The Battle Of The Ballot Initiatives
GLORIA PENNER (Host): This week some unexpected developments came out of San Diego City Hall. With us to check into these stories is Craig Gustafson, staff writer for the San Diego Union-Tribune. You’ve been following all of this stuff Craig. So, what’s the latest on the controversial managed competition initiative that Councilman Carl DeMaio was working on for the November ballot.
CRAIG GUSTAFSON (Reporter, San Diego Union-Tribune): It’s over. It’s done. He collected 134,000 signatures to get this ballot measure on the November ballot. It would have made it a lot easier for city to outsource jobs. But when the registrar of voters checked a random sample of signature, they determined that he didn’t have enough to qualify for the ballot. So what happened then, is this whole week there was a back and forth and he had to decide whether he wanted to pay $151,000 to have them check every single signature. And then, lo and behold, half-way through the week, they said you can’t make a challenge to the registrar’s decision and so he decided to give up.
PENNER: Why? Why can’t you make a challenge?
GUSTAFSON: They said it was not a legal option for him. The only recourse he would have had was to sue the city. And he said I don’t want to sue the city because it would be a waste of taxpayer money, because the city would just have to defend itself.
PENNER: He was willing to put forth $151,000 of his own money?
GUSTAFSON: No, it would have been from his supporters, which are mainly contractors.
PENNER: These are the ones who also paid for the signature gatherers?
GUSTAFSON: Yeah, they spent about $160,000 plus to pay for signature gathering, to get the 134,000 signatures.
PENNER: And enough of them were considered invalid signatures so that it threw the whole initiative out?
GUSTAFSON: Yes, exactly.
PENNER: Well, I heard that there were some competing measures being proposed for the ballot to ensure that the living wage would be maintained because there was concern that Carl DeMaio’s initiative would eliminate the living wage. What’s the status of that push now?

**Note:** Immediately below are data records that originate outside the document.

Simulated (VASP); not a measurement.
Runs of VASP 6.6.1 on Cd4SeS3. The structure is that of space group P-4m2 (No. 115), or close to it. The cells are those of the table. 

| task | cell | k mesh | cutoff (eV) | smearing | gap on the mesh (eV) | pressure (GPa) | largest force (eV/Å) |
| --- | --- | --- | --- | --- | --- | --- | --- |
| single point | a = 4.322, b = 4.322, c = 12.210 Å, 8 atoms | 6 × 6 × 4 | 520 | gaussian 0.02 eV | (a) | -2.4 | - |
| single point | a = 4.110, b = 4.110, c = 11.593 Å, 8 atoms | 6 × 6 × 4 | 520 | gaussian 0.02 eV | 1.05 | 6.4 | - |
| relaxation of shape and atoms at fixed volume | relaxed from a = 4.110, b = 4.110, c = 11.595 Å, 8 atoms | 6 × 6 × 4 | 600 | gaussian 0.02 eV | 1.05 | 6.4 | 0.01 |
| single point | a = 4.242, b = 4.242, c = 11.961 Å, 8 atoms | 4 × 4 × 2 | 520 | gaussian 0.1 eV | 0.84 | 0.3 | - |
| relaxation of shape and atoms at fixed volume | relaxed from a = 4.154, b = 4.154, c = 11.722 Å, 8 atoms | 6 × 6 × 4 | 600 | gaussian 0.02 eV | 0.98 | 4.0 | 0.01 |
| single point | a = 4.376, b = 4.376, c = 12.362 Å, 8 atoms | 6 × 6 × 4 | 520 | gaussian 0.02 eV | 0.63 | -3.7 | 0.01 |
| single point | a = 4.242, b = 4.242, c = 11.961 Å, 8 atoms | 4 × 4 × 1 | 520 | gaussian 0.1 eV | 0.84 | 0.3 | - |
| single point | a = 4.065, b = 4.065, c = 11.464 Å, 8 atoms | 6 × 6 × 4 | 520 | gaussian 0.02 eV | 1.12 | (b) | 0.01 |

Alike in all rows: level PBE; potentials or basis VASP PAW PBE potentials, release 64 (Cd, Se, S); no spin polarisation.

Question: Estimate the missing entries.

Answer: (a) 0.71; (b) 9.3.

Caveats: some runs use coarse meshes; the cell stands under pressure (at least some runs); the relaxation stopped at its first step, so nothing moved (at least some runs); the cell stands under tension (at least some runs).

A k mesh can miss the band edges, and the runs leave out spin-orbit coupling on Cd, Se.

GUSTAFSON: Well, there were three labor-backed measures that were in direct response to what DeMaio was trying to do. So they would have done basically the opposite of what he was trying to do. And they, since his measure got disqualified by the registrar they’ve withdrawn theirs and so they’re no longer under consideration.
PENNER: All gone?
PENNER: Do you think that people are still sort of watching to make sure the living wage stays in effect?
GUSTAFSON: I’m sure they’re always going to be watching. And DeMaio has said that you know if he doesn’t see progress at City Hall, he will bring his measure back again in 2012.
PENNER: Well, you reported yesterday that the mayor’s office is considering a proposal to raise the local sales tax by half a cent. How real is that possibility?
GUSTAFSON: It’s very real. The mayor is bringing this up. He is having discussions with city council members about it. That doesn’t mean it’s going to happen. But it’s definitely a real possibility, because this is a distinct change from what the mayor has said for the past five years. He has consistently said I’m not going to ask taxpayers for an increase until we learn to live within our own means.
PENNER: Well, but the mayor can’t just wave a wand and say okay tax increase. It has to go through a process doesn’t it?
GUSTAFSON: Yeah, you’ve got to get the City Council to put it on the ballot. But there’s a lot of support on the council for new revenue – looking at options to get new revenue. But then once you get it on the ballot you need fifty-plus percent of the voter to approve it as well.
PENNER: Now this is a tax, how come it’s not two-thirds, why is it only a simple majority?
GUSTAFSON: How it works is it is two-thirds threshold if you want to use it for a specific purpose. Let’s say for fire service. A couple years ago there was a parcel tax that would have went directly to fire departments around the county. This is a general tax increase. So that just needs the simple majority and they can use it for whatever they want.
PENNER: It’s going to be interesting to watch a campaign if it does get on the ballot – for and against an increase in the city sales tax.
GUSTAFSON: Well absolutely, and it will be interesting to see how the business community reacts, because they are strong supporters of the mayor and I would imagine that they are not too keen on a tax increase.
PENNER: No not at this point. I mean restaurants are suffering, can you imagine having to add more tax to that restaurant bill? Do you have a sense of how much revenue the city would stand to gain from a half-cent tax?
GUSTAFSON: Yeah there was a committee that was formed by the City Council that looked at all sorts of revenue options and one of them that was in their report was a sales tax, a half-cent sales tax, and they estimated that it could increase the city’s budget by about $103 million. And that’s a total that could eliminate the city’s structural deficit in one fell swoop and they could restore a lot the services that have been cut – like fire service, parks, library hours
PENNER: So those are talking points for the yes campaign if this gets on the ballot?
GUSTAFSON: Yeah and then of course the other side will say everybody’s hurting now and this isn’t the time to be looking at a tax increase.
PENNER: Thank you very much. Craig Gustafson.